RALEIGH, N.C. (AP) A Marine personnel clerk wanted for the slaying of a pregnant colleague who had accused him of rape was arrested last night in Mexico after a three-month international manhunt, authorities said.
FBI agents and Mexican authorities arrested Marine Cpl. Cesar Laurean about 7 p.m. He is charged with murder in the death of Marine Lance Cpl. Maria Lauterbach, whose burned remains were found in January in the back yard of his home near Camp Lejeune.
The FBI did not specify when or where in Mexico Cpl. Laurean was arrested, but said he is awaiting extradition to the U.S.

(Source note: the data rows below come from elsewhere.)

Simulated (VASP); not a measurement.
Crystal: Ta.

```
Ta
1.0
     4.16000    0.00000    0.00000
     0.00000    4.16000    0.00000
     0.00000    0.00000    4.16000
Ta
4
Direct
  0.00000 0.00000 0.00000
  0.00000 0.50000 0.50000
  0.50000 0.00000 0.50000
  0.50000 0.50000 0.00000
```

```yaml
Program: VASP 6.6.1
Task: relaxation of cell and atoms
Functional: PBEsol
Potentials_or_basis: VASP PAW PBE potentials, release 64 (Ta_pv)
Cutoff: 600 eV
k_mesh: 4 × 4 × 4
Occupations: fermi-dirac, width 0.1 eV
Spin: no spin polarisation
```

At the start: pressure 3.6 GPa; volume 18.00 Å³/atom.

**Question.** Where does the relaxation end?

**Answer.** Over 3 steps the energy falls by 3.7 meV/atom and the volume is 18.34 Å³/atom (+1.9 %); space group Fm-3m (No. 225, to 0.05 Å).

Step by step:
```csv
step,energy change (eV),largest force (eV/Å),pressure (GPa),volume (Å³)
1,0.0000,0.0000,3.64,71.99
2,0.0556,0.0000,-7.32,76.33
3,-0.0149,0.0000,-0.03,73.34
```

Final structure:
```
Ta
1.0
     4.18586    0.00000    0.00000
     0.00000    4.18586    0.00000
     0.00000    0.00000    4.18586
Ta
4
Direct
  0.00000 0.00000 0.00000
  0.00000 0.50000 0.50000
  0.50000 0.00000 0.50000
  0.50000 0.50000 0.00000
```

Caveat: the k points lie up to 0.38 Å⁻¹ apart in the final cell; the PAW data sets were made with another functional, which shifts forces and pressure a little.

“Laurean’s swift arrest in Mexico was due to the diligence and dedication of the Mexican government and our law-enforcement partners,” Nathan Gray, the special agent in charge of the FBI’s Charlotte office, said in a statement.
“This was truly an international effort, and we will do all we can to ensure Laurean is brought back to Onslow County [N.C.] as quickly as possible to answer the charges against him.”
Onslow County District Attorney Dewey Hudson said after Cpl. Laurean’s arrest was announced that “it could be a year or two” before authorities are able to bring the personnel clerk back to North Carolina if he fights the extradition process.
“The extradition process is one where you have a right to appeal,” he told the Associated Press. “I have no idea whether he would waive extradition.”
Authorities think Cpl. Laurean killed Lance Cpl. Lauterbach, a 20-year-old Ohio native who was eight months pregnant when she died, in mid-December. Detectives have said he left behind a note for his wife in which he denied killing Lance Cpl. Lauterbach but admitted to burying her remains.
In the note, Cpl. Laurean said Lance Cpl. Lauterbach committed suicide by cutting her own throat.
Authorities rejected the assertion, saying evidence indicates Lance Cpl. Lauterbach died of blunt force trauma to the head.
Tipped by the note, and not long after authorities went public in their search for Lance Cpl. Lauterbach, detectives discovered the charred remains of the missing Marine and her unborn child in a shallow grave in Cpl. Laurean’s back yard.
Phone messages seeking comment left at Lance Cpl. Lauterbach’s parents’ home in Vandalia, Ohio, with Lance Cpl. Lauterbach’s uncle Pete Steiner, and with family attorney Chris Conard were not returned late yesterday.
A woman who answered the phone at the home of Cpl. Laurean’s father-in-law, Bruce Shifflet, near Prospect, Ohio, hung up without commenting when told of the arrest.
Should Cpl. Laurean be returned to North Carolina to stand trial, he likely would not face the death penalty. Mr. Hudson agreed not to seek an execution in order to win the cooperation of Mexican authorities, who refuse to send anyone back to the U.S. unless provided assurance they won’t face a death sentence.
“We had intel that he had gone back to America to visit his family in Las Vegas and I was hoping they would arrest him in America,” Mr. Hudson said. “But they didn’t. This is a case that certainly is deserving to be tried as a capital case.”